Rangers manager Ally McCoist admits the liquidation of the Glasgow club is an ever more likely prospect.

The club's administrator has yet to name a preferred bidder, with working capital only in place to keep the club going until the end of the season.

"I would have to say that looks more of a possibility now than it ever has," said McCoist after a 3-0 loss to Celtic about the chances of liquidation.

"I don't know where we'll be in 24 hours, where we'll be in 48 hours."

The Blue Knights consortium, which includes former Ibrox director Paul Murray and Sale Sharks owner Brian Kennedy, are up against American tycoon Bill Miller in the pursuit of taking control of Rangers.

But neither party has yet submitted the unconditional bid that administrator Duff & Phelps think would be commercially acceptable to Rangers' creditors.

With the season soon coming to an end, the prospect of either bidder achieving a company voluntary arrangement and keeping the club's history intact appears to be diminishing, making liquidation and an asset transfer to a new company a more likely outcome.
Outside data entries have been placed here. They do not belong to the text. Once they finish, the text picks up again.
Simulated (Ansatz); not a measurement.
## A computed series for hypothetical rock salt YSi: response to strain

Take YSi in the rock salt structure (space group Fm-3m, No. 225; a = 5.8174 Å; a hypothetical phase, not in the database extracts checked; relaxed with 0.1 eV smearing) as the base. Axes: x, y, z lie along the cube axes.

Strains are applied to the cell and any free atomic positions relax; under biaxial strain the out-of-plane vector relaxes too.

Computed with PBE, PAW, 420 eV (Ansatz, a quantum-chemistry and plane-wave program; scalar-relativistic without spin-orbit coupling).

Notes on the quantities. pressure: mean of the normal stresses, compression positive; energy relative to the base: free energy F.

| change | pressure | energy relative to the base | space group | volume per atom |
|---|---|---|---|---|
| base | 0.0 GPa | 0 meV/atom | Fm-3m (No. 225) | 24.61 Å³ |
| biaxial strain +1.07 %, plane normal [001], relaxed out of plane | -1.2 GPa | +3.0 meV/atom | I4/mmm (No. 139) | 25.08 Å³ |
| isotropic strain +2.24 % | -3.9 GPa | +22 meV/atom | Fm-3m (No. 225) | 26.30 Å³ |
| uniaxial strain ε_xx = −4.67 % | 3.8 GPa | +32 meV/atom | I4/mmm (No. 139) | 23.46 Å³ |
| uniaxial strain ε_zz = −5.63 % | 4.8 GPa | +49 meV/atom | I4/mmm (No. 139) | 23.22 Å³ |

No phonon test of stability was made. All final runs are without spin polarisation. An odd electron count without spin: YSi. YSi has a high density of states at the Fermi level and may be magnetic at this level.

Following defeat at Celtic Park, McCoist said: "We'd a big battle on our hands, but we've got a far, far, far bigger battle on our hands in the next few days, which is obviously more important in the grand scheme of things.

"This is the really worrying and concerning issue; you can't organise pre-season training, you can't organise pre-season trips, you can't organise pre-season games, you don't know who your staff will be at the start of the season, you don't know what players you'll have. It's a shambles really.

"It's our football club, it's our livelihoods, it's the livelihood of the players, the staff and it's the institution that our supporters have loved and come to watch and support for 140 years, that's the important thing."

Media caption,

Interview - Rangers manager Ally McCoist

McCoist believes his players would "need to be made of stone" not to have been affected by the club's off-field problems and said of the derby defeat: "It was a disappointing afternoon.

"I'm certainly disappointed in the manner in which we lost the goals.

"I'm sore. I'm hurting at the result, I'm gutted that we lost.

"If it's any consolation to our support, everybody in that dressing-room to a man is really, really down.

"But we'll be back. I don't know in what shape or form we'll be back, but I can guarantee we will all be back."